The World Bank official also explored possibilities in public private partnerships to help increase investments.
Radwan then analyzed some figures related to investment and growth. “In 2006-07 FDI in Kuwait was around $ 20 million per year. Kuwait is the least attractive destination for foreign investors.”

He compared these figures to those of Bahrain and Saudi Arabia, saying “Bahrain’s foreign investment for the same period was $ 1.7 billion, while that of Saudi Arabia was $ 18 billion. This year, Saudi Arabia drew $ 24 billion by way of foreign investments. “Kuwait’s investments, meanwhile, decreased from $120 million to $ 56 million in 2008.”

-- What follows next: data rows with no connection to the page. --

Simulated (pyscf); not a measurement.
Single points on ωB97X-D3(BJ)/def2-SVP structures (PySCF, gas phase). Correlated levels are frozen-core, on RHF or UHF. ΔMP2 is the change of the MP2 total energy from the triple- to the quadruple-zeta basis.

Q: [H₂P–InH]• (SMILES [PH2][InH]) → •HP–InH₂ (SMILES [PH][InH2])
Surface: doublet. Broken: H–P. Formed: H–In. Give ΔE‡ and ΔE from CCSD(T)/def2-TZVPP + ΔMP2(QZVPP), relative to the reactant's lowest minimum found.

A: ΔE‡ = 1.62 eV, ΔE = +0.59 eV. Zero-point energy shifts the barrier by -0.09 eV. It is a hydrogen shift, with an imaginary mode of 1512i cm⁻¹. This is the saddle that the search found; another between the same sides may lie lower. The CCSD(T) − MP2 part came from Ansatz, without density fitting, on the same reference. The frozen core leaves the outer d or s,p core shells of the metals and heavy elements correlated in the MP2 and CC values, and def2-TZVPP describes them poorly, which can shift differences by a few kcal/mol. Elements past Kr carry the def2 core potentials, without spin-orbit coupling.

Radwan said that foreign investments are indicators of the investment climate in a country. “We don’t need outside funds, but foreign investments show that the situation in Kuwait is conducive to investors. “New laws must be formulated to change this situation. A World Bank report conducted recently ranked Kuwait 61 among a list of 153 countries in terms of investor friendly atmosphere.

“It says that about 70 percent of the countries are worse off than Kuwait. However, for Kuwait to achieve its aspirations of becoming the financial hub of the region, we need to better our ranking.”
Radwan said that we have been going down on the attracting-investors front. “In 2002 a similar study ranked us at 52. Before that, Kuwait was among the top 40 countries. In contrast, Saudi Arabia has moved to 13th place in 2009.
“Kuwait is not doing much to improve its standing. For the investment climate to change, we have to implement the five-year plan.” Meanwhile a group of Kuwaiti businessmen, in a seminar held within the forum’s activities, underlined importance of the financial stability bill in contributing to support investments firms in facing the global economic downturn and rebuild confidence in the local market.

Investment firms are seen as crucial gateways to the global economic crisis, as they table many options to find solutions for it, Manaf Al-Hajri, General Manager of Kuwait Financial Center (MARKAZ) said, pointing out that investment firms needed a rather small capital to establish.
On his part, board member of investment companies’ union Abdullah Al-Gabandi said giving investment firms more space to maneuver helps in decreasing the state’s independence on oil revenues, as it also would greatly contribute in fulfilling His Highness the Amir’s aspiration to turn the country into a financial and commercial center.
Meanwhile, CEO of Al-Watani Investment Company Salah Al-Fulaij said the existence of some 100 investment firms in Kuwait is attributed to the relatively small amount of capital they need in order to be established.
The financial stability bill is “good”, Al-Fulaij noted, yet it could not protect all companies, but only the well-established, serious and arbitration-abiding ones.

Merge
Gulf banks should merge in the wake of the financial crisis, first in their home markets and then across borders, Oman’s central bank head and senior Gulf bankers said on Monday.
Gulf central banks should begin by encouraging domestic consolidation and then expansion throughout the region to build up stronger financial institutions, Oman Central Bank Executive President Hamood Sangour al-Zadjali told Reuters.
“They should start merging between national banks in the GCC (Gulf Cooperation Council) and have strong financial units with strong capital as a first stage ... and then, the regional expansion and mergers,” Zadjali said.
“After the financial crisis and the effect (it had) on some banks, maybe the motive for merging becomes stronger than before,” he said on the sidelines of a financial conference. “Central banks in the region should encourage and support (this).”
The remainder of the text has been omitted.